Friday, April 11, 2008

Blood.

Rambo was a brutal tale of vicious cruelty and unspeakable horror, and yet I left the cinema smiling. Is there something wrong with me, the film, or both?

And in other movie news, [Warning: There Will Be Spoilers] I went to a lunch time session of There Will Be Blood today with Kate and a gaggle of senior citizens. And I've got to say, what it is with old people these days? They gripe and moan about the poor manners of today's youth, but whose mobile phone was that jangling away at the very key climactic moment of the film?! And who was that ANSWERING THE PHONE as a man was BLUDGEONED TO DEATH with a bowling pin? And who was that loudly REPEATING "Hello, hello?" down the line as he struggled to overcome the poor reception within the cinema? It wasn't me, I can tell you. And after several furious glares and a terse, "Seriously?!" finally got the old man to close his phone, I turned back to the screen to get one line of dialogue and the credits were rolling!

There Was Almost Blood.

Well, not really. I'm quite a non-confrontational person, but way to sabotage the emotional climax of the film. I'm always surprised when people answer their phones in cinemas. Especially when it's a member of the older generation who are supposed to be paragons of politeness. I guess for them it's just techno-fear most of the time though – the device controlling them instead of the other way around – and they actually would turn it off... if they could only work out how. Sigh.

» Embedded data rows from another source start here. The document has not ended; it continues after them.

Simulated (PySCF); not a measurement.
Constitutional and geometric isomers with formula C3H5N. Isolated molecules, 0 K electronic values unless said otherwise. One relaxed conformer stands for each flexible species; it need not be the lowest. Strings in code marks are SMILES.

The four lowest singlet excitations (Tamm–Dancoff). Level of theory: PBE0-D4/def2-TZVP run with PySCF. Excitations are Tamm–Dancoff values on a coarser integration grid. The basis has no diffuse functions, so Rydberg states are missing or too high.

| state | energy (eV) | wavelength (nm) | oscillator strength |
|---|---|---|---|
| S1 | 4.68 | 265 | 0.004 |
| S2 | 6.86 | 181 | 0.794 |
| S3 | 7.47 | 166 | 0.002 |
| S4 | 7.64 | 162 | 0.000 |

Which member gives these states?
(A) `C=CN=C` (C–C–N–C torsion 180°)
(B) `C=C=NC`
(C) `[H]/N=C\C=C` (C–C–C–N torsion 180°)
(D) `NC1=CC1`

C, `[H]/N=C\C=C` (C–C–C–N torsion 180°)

Actually, speaking of irritations you'll see Only At The Movies, I've never understood the need for the torch-lit patrols an employee is seemingly required to walk at regular intervals throughout a session. Because it's not at all distracting, is it – someone walking around a darkened room waving a torch all over the place – and sometimes all it takes is one distracted glance away from the screen before you're scratching your head asking, "What was that about Rosebud?"

Are they checking for termites? Fires? Escaped convicts? Terrorists who've snuck to unleash hell on the 9:35 session of Love Actually? Or is it just to let us know that it may be dark, children, but don't even think about putting your feet on the seats or taking out any non-Candy Bar contraband you've smuggled in, because we will catch you and we will be crackin' skulls.

I'm sure it's some form of legal bottom-covering madness, but I can't for the life of me think what?

Actually, another bit of blood-related movieness just occurred to me: if you haven't already heard, Sweeny Todd: The Demon Barber of Fleet Street is a MUSICAL! I had absolutely no idea as I hate musicals and try to be as ill-informed regarding them as possible. All I heard was Tim Burton, Johnny Depp, Alan Rickman, Helena Bonham Carter and that was all I needed to hear. If only I'd probed a little deeper I might have learned that the film was based on a musical, and that right from Scene One the characters would be swanning around singing most of their lines. Argh! Even Alan Rickman the magnificent! No Alan, please, NO! Don't do IT! ARGH! Thankfully Alan maintained his dignity by keeping his musical numbers to a minimum, but still.

It may not have been the horror film Tim Burton expected it to be, but oh yes, a HORROR IT WAS!

Thursday, April 10, 2008

Resuming Your Regularish Transmission.

Jesus might have survived 40 days alone in the wilderness, and Noah 40 days adrift on the ocean, but I'd like to see either of them do 40 days with no Internet. I bet if Satan had turned up offering the kingdoms of the world and their splendor, plus a chance to check his email, Jesus would have folded in a second.

Yep, Internet's back on at home, and not a moment too soon. Blogging old school style with pen and paper was getting tiresome. Especially writing out the hyperlinks. Now, at last, things can get back to normal, and I can start receiving Zombie vs Ninjas/Which Vegetable Are You/Friday Drinks/Your Entourage/My Aquarium/Poke Pro/You're a Hottie/Hot Eligible Singles/Hotness Scale requests on Facebook again...

Hmm, maybe there's been a silver lining after all...

I'll transcribe and post 'em for your continuing edification as I get the chance. The dates won't be right, but then who but JJ checks the dates anyway?